Hello, Aziz, and thank you for A2A.
I know that the settlers of Al-Hamidiyah fled Crete after Crete gained autonomy, and Christian Cretans started reprisals against Muslim Cretans. (In fact, as I found on Trove, the only time my hometown of Sitia was mentioned in the Australian press was for massacres of Muslims). The town Al-Hamidiyah was named after the Sultan who resettled them there.
I know that the folk of Al-Hamidiyah were ethnic Greek Cretans, and held on to their dialect and customs in Syria. So when the Greek journalists come visiting, they are touched by the maps of Crete on the wall, and the pure Cretan dialect, and the longing they express for their lost motherland. (Just like the Albanians who moved to Italy from the Peloponnese: Moj e Bukura More.) And they’re pretty chuffed that the folk of Al-Hamidiyah have not adopted the polygamy of their neighbours.
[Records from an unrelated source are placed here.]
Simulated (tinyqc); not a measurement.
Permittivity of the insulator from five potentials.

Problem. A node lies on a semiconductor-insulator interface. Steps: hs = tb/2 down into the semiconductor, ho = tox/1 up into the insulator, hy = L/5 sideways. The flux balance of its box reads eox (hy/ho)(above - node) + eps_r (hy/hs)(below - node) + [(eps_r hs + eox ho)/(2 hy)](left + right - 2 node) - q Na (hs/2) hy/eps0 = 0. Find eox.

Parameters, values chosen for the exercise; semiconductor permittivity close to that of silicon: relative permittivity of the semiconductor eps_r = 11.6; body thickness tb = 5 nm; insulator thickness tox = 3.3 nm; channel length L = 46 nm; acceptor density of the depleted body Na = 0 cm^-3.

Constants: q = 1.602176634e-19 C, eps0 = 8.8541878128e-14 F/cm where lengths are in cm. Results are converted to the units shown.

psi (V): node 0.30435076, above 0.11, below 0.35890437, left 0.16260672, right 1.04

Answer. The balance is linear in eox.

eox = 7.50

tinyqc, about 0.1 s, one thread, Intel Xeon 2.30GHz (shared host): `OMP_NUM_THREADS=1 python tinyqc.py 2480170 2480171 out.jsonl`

They don’t mention as prominently that the folk of Al-Hamidiyah want to visit Crete, but the Greek government won’t issue them visas. Or that the folk of Al-Hamidiyah are the “Turk Cretans” that Greek literature vilifies.
I know that my ancestral village of Zakros has what looks to be a pre-Hellenic name. And that the neighbouring abandoned Muslim village of Zákathos has what is pretty definitely a pre-Hellenic name (it’s almost identical to Zacynthus). Which means four thousand years of habitation, unplugged because of the population exchanges.
I know that the Cretan Turks could have remained the brothers of us Christian Greeks’, had the religion of Greece been Grecism instead of Christianity. (I’m alluding to the decision that Albania made, “the religion of Albania is Albanianism”.) Then again, if Greece were a cosmopolitan, non-sectarian nation, it would not have been Greece. It might have been the pan-Balkan confederation that Rigas Feraios had in mind instead.